CS 365: Assignment #3

Assignment 3: Real-time 2D Object Recognition

Due 15 March 2016 (2 1/2 weeks)


This project is about real-time 2D object recognition. The goal is to be able to place objects on a white surface and have the computer identify the objects in a translation, scale, and rotation invariant manner from a camera looking straight down. The computer should be displaying live video from the camera with the identified objects clearly marked.


There will be a few different small stages in the robot lab that you can use. You are also free to make one of your own (we have lots of cardboard boxes that should work fine). The concept of the stage is simple: have the camera pointing straight down at a clean, white, surface on which you can place objects. Try to avoid strong shadows.

Your system needs to be able to differentiate at least 10 objects. Five of them will be provided; you get to choose the other five..


  1. Using the video framework from the first project (if you wish), start building your OR system by implementing a thresholding algorithm of some type that separates an object from the background. Give your system the ability to display the thresholded video (remember, you can create multiple output windows). Test it on the complete set of objects to be recognized to make sure this step is working well. The objects in to be recognized are either dark or fairly saturated in color.
  2. The next step is to run connected components analysis on the thresholded image to get regions. You may need to do some morphological processing on the thresholded image to get rid of spurious regions and fill in holes in your objects. Give your system the ability to display the regions it finds. A good extension is to enable recognition of multiple objects simultaneously.

    If you are running OpenCV 3.1, there is a connected components function. If you are using the dwarves, you will need to either write your own or use this function with this include file.

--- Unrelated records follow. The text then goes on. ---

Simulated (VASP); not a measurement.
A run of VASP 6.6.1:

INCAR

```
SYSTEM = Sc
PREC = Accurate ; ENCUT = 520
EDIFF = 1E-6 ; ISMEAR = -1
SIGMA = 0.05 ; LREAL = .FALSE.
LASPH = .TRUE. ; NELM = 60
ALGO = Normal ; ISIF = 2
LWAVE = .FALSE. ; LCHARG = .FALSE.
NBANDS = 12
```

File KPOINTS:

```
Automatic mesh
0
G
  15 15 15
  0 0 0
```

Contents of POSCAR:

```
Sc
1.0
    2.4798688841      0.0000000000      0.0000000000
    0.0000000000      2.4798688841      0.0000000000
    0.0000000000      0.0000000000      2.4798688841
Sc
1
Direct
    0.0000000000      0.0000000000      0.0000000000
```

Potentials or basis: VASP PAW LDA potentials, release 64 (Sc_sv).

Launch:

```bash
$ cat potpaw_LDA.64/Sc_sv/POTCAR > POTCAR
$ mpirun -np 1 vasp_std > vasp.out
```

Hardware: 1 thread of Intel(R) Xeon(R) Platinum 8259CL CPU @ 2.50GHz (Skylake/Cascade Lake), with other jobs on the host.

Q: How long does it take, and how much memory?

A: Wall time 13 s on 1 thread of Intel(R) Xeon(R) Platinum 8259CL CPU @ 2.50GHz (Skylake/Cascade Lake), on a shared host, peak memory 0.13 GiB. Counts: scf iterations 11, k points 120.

  3. Write a function that computes a set of features for a specified regions given a region map and a region ID. You probably want to make these features be translation, scale, and rotation invariant. Give your system the ability to display at least one feature in real time on the video output. Then you can easily test whether the feature is translation, scale, and rotation invariant by moving around the object and watching the feature value. Start with just 2-3 features and add more later.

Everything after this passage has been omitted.